Performance issues under high load

Recently  at work I came across  a familiar situation after migration a high load application from Adobe Cold Fusion Enterprise edition towards  the open source Lucee Cold Fusion Engine


  After the migration we find ourselves having to tear up the book and start again, four or five years of meticulous fine tuning and optimizing of caching, request timeout and queuing settings are thrown out the window and we start from the beginning because our entire infrastructure is effectively replaced. the only constants are our codebase and storage layers

What did we do?

  • Upgrade the Operating System from RHELS 6.8 to RHELS 7.4 (which swaps SystemV for Systemd)
  • Replaced Adobe Cold Fusion 9 with Lucee 5.23
  • Upgraded Apache from V2.2 to 2.4 and subsequently migrated the (very elaborate) configuration
  • Split off our cluster of 12 servers to have 8 frontend servers and 4 servers dedicated to api requests

How does it perform after migration?

In low load scenarios the throughput seems much better and vertical scalability seems easier. The big issue is the horizontal scalability and load spreading :-(
A typical server will have 8GB memory and 2 cpu cores in a shared virtualized environment

During brief periods of overload, all requests to a server were timing out. It is a catastrophic failure, where the server completely stops serving.
We could add more capacity to prevent overload, but we don't want to throw hardware at a problem and also want to fix the server.
Instead of exploding, it should answer as many requests as possible, while rejecting the rest. Catastrophic failures like this usually happen because the server is processing too many requests at the same time. Typically, the server runs out of memory or requests take too long, causing whatever is making the request to give up. The solution is to limit the maximum number of concurrent requests, so some fraction of requests fail, but the others are processed. The challenge is finding the "right" limit. It can vary hugely depending on the software and the hardware. It also changes as the system evolves, so today's correct value is tomorrow's performance bottleneck.

 
The Plan

Limit the number of concurrent requests in all servers to avoid cascading failures. We need the limit to be well below the "catastrophic" failure point for our service, but setting it too low will limit the throughput of our system. It is a very fine balance and  if I'm forced to guess, I start with a limit set to some multiple of the number of CPUs. E.g. maybe 3× the number if you assume that your requests spend 33% of their time executing code, and 66% of their time waiting (e.g. for other network requests or on disk). However, it really is best to determine the limits by forcing your service to explode, because the "right" limit can vary enormously. If you want to optimize things, you can get lower "tail" latency by adding a queue and using a lower concurrent request limit. However, this requires tuning, so I think a simple concurrent limit is good enough in most cases. If we really want the lowest latency, using a FIFO queue with a "drop head" policy should decrease latency in overload scenarios.


Why limit requests?

To start, let's keep it simple, since it helps understand the basics. Let's imagine we have a server with a single CPU, that processes requests by doing 10 ms of computation. Ideally, this server can process 100 requests per second. If requests arrive at a fixed rate less than or equal to 100 requests per second, then the server responds to all requests after 10 ms. However, what happens if requests start arriving at 101 requests per second? Well, after one second, the server could only process 100 requests, so it will be processing 2 requests at the same time. The operating system will attempt to share the CPU, so now each request takes 20 ms. The server still responds to 100 requests per second, but the latency has increased. As the overload continues, the server begins to process more and more concurrent requests, which increases the latency. Eventually there are an infinite number of requests in the server, and it takes an infinite amount of time to respond.

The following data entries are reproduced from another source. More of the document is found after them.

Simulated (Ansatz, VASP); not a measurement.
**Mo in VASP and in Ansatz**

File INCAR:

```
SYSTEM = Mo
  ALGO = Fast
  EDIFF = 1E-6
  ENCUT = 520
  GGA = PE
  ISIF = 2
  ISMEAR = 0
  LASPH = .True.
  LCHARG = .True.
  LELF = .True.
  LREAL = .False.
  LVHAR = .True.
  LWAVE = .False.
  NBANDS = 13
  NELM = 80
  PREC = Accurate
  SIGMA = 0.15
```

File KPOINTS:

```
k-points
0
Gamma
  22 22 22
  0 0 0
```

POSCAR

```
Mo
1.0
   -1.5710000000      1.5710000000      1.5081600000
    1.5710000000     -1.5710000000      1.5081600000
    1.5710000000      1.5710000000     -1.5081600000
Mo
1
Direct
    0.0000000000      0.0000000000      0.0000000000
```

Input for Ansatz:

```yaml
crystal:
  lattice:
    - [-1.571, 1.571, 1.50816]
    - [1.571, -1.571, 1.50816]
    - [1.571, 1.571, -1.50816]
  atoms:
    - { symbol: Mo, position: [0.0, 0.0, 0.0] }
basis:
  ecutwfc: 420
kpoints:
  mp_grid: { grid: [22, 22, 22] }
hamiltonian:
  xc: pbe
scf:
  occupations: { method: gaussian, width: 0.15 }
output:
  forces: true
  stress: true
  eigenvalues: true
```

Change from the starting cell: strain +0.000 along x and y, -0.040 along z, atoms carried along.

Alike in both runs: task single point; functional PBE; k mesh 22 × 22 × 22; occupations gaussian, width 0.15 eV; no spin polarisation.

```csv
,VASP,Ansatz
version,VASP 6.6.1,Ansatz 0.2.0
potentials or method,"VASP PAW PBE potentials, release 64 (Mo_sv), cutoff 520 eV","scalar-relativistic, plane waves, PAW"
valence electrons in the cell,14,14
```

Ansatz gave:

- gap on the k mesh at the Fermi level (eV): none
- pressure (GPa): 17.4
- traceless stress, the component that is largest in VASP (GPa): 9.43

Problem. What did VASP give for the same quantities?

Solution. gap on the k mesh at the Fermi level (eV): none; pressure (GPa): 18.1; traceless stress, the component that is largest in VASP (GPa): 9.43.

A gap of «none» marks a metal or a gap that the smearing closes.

This is why servers without a limit on the number of requests they process concurrently tend to fail catastrophically. The real world doesn't work with infinite latency. It can also cause clients to retry and click links, reload pages over and over and over, which adds even more overload to the system. In the worst cases, the server will hit some resource limit. A very common one is running out of memory, which causes it to get killed and restart. This causes load to shift to other servers, causing them to run out of memory, which takes out the entire cluster that was carefully replicated for "reliability."


The solution seems easy????  Limit the number of requests being processed at the same time, and reject the others. Rejecting a request should be much cheaper than processing a request, so the server should be able to respond to 10-1000× more rejections per second than "real" requests. It is probably still possible to cause a catastrophic failure, but for most applications, the rate of rejections per second it can serve is so far beyond what the system normally processes that it is effectively infinite.


Setting concurrent request limits

Now that we know why we need a concurrent request limit, how do we determine the specific value to use? The CPU-bound server we have been talking about is relatively straightforward: If we limit it to one concurrent request, then each request gets processed in exactly 10 ms, and the server can process 100 requests per second if they arrive perfectly spaced out. However, in reality requests might arrive in bursts. In this case, the server will reject requests that arrive close together, and will be idle while waiting for the next request. However if we allow more concurrent requests, then in "busy" periods, processing time goes up. In the worst case, if we accept too many requests, we run out of memory or cause a catastrophic failure again.


The real world is much more complex. Requests vary enormously in their resource consumption. For example, some might have cached results, others may read data from disk/DB, and some might use multiple CPUs. The "right" number of requests in flight to maximize throughput and minimize latency depends on the mix of requests coming in. The bottlenecks also change along with the code, data and the physical systems running the software.

An "ideal" solution probably requires monitoring critical resources, and admitting requests only when there is excess capacity. However, setting a fixed limit per server is far simpler, and gets most of the benefit since most applications tend to have pretty "regular" workloads. The critical part is that we must pick a limit that is well below the "catastrophic" limit for your server.

The best way of figuring that out is to make it fail in a controlled experiment such as stress tests with JMeter and such but in a live running production system that is not appropriate. It is also possible "guess and check" by observing the system in production, if we are willing to let the server to break a few times when we get it wrong. Otherwise, in terms of getting good performance, it is probably best to set the limit fairly high. Most systems do a reasonable job of sharing resources between concurrent requests, so this will maximize throughput, at the expense of worst case latency. In many systems, rejecting requests is much worse than a bit of extra latency.


Queuing versus concurrent requests

Now that we have limited the number of requests in flight, what should we do when we reach the limit? The simplest answer is to reject the requests, returning some sort of error. However, for  systems like ours where efficiency is important, we can do better. The key observation is that as long as the server can respond to the request in an "acceptable" amount of time, it should process it. The challenge is that the definition of "acceptable" can vary widely. For backend tasks, "acceptable" might be within an hour. For a request a human is waiting on, then a few seconds is probably the absolute maximum. For a request that is part of a much larger distributed system, it might need to respond within 50 ms for the overall task to complete within a reasonable time. Letting requests wait in a queue allows the server to accept bursts of work and keep it busy during future "quiet" periods. This increases utilization and decreases the probability of rejecting a request, at the expense of some increase in latency.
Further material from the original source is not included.